We mob the returning prize fighter in an ecstasy of appreciation and mourn the death of our only composer. We no longer return from “away” with unfamiliar accents (not generally, anyway) but are expected in a vague way to be better fellows for it, polished, cultured. “He would do well abroad,” and so on! Always. The sanction and blessing of the “civilized” countries, which is our hall-mark, for want of native values − a tacit admission, of course, that there is no good here. The emotional cohesion is only superficial, resting inevitably on alien standards. A collective local response to anything at all is simply unimaginable.
The truth is, we are a lot of persons and a lot of races, with a super village mentality. To begin with, we are in no way at all adapted to this land in which we live − the first thing the savage does. Our dress is ludicrous, as are most of our other habits. We allow the sun to wilt our inspiration daily instead of enjoying it as the Mexicans do (same hours or work etc). We eat unintelligently for our climate, and build our houses even more so. In all the innumerable trivia of our own social and domestic life we chain ourselves to our irritating string of invalid habits which are unfriendly to the human in these latitudes and which consequently rob us of the impulse toward that cumulative finesse which is the art of living among all civilized peoples. There is no vision here.

Rather, we cling to a dream of a very negative quality. The person in Guiana looks outward. Naturally. But the aggressive European pattern is always strange, aloof and unfriendly. There is no substantial link. Here we are up against history, race and culture. We can never change our spots, never build Georgian town halls or Renaissance churches, or create the frescoes of Piero della Francesca; so we create a myth − an edifice which is nearly secure enough to make us forget our troubled yesterdays in the accomplishment of those peoples most like us.
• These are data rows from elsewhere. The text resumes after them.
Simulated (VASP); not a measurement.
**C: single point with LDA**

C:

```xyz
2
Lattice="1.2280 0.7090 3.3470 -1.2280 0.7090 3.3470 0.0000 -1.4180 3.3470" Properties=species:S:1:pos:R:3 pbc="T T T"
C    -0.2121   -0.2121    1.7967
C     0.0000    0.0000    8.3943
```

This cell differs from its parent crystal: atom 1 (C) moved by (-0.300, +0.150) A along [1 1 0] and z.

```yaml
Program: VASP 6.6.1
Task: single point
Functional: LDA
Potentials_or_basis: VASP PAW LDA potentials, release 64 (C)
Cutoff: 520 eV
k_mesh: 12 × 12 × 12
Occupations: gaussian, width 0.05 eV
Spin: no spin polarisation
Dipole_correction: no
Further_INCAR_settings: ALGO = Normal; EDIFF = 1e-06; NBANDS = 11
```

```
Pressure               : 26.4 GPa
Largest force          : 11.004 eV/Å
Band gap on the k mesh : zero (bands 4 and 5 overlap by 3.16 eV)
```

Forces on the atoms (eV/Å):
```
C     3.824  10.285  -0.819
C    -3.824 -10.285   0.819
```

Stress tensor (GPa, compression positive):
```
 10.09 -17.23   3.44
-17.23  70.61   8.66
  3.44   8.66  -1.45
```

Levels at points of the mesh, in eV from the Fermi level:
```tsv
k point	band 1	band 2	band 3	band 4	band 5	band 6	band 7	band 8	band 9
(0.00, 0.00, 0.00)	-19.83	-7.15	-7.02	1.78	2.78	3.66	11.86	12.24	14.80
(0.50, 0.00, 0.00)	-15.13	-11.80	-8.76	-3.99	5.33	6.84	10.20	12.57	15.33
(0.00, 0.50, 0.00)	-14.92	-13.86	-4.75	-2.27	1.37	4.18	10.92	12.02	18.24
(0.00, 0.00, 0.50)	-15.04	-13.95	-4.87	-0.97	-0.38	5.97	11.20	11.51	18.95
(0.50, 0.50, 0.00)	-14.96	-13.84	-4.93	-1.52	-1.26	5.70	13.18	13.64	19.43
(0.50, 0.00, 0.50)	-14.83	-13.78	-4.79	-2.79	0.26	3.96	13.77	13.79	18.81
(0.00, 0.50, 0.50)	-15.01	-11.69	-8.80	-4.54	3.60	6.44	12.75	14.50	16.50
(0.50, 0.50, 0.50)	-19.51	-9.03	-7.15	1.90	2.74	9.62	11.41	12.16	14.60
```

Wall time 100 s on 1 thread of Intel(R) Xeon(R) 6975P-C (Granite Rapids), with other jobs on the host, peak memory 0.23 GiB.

Our real heroes are the American Negro, the Indian in India, the Chinese in China, and for those of indistinct and diverse origin − the European in the world. Our heroes function of course in a purely decorative way, showpieces of our different and differing races, brilliant enough to cast the sharp reflections in which we bask. Actually, their existence is quite removed from ours and touch us in no other than in a very remote and universal sense. Nevertheless, the dream persists and with it the inevitable flow of “colored” magazines, etc., the nightly oriental music and periodic rites, the “national” dress, the special holidays, special pages in the news, special graveyards – “that the pattern may subsist, that the wheels may turn, and still be forever still.” Our insularity is paradoxical.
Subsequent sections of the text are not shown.